Anyone can tell a “good” story
I have written a number of times about the importance of good
story telling in marketing legal services (see here and here). The main concept is that telling
a story is a much better way to communicate your expertise than
documenting what you do. Not only will prospective clients and
referral sources find your stories a lot more interesting than a
dry recitation of your areas of legal expertise, but referral
sources are MUCH more likely to understand what you do. More
importantly clients and referral sources are much more likely to
REMEMBER what you do when a referral opportunity comes along.
We all know some great story tellers (i.e. people that can keep
our attention for hours). Most of us do not have that ability and
never will. The good news, however, is that we don't need to be
great story tellers in order to be successful; rather, we just need
to be good at telling a quick anecdote that illustrates what we do
and how we can be of help to an individual or business.
Telling a good story or anecdote that illustrates what you do
requires preparation. In fact, even the greatest storytellers in
the world do a lot of preparation; but they make it look so easy
that you think they are doing it off the cuff. You would never go
into a courtroom trying to wing it for an entire trial; so why do
we feel we can wing it when it comes to telling stories that are
intended to sell our services? Here are some other useful tips in
drafting your own stories:
- Know your audience. You will probably tell different stories to
another lawyer than you would to a business person.
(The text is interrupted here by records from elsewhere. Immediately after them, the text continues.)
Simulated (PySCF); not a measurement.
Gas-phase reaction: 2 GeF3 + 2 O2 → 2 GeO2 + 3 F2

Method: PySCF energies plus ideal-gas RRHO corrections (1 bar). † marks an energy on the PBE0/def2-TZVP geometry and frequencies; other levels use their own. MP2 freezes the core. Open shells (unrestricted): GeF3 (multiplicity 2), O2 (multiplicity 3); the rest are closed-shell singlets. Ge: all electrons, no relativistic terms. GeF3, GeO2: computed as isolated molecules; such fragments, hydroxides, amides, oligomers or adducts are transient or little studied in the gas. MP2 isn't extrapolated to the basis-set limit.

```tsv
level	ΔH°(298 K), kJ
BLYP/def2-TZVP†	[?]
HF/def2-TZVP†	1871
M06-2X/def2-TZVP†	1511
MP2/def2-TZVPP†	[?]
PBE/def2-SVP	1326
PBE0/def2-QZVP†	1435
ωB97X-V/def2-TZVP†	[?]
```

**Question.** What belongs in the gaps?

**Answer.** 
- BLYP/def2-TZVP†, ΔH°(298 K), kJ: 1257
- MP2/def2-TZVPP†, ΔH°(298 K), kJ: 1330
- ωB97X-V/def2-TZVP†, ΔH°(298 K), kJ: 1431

- Keep it short. People have short attention spans.
- Chose stories that illustrate what you want to be known for. If
you achieved a great victory in a divorce case but you have zero
interest in getting more divorce work, then don't use that anecdote
to illustrate what you do.
- Practice your stories out loud and use voice intonation to make
the story more interesting (a dull monotone is sure to put your
prospect to sleep.)
- Try spending most of your time listening. Even if you have a
few good anecdotes, it is much more important in selling to find
out what concerns the other individual has. That is the only way to
find out how you can be of help to them (either directly, or
Finally, do not feel like your stories have to demonstrate that
you work on extremely fascinating and high powered cases or deals.
The chances are, most of the people you talk to, will have no
opportunity to refer that work to you. Instead, give them a good
example of a situation they are likely to encounter. If you do,
then you increase the likelihood that you will be the one to get
Tip courtesy of Stephen Seckler, president, Seckler Legal
Consulting and Coaching.
Published January 31, 2013
To learn more about the Law Practice Management
Section, which is complimentary for all MBA members,
contact LPM Section Chair Thomas J. Barbar or Vice
Chair Cynthia E.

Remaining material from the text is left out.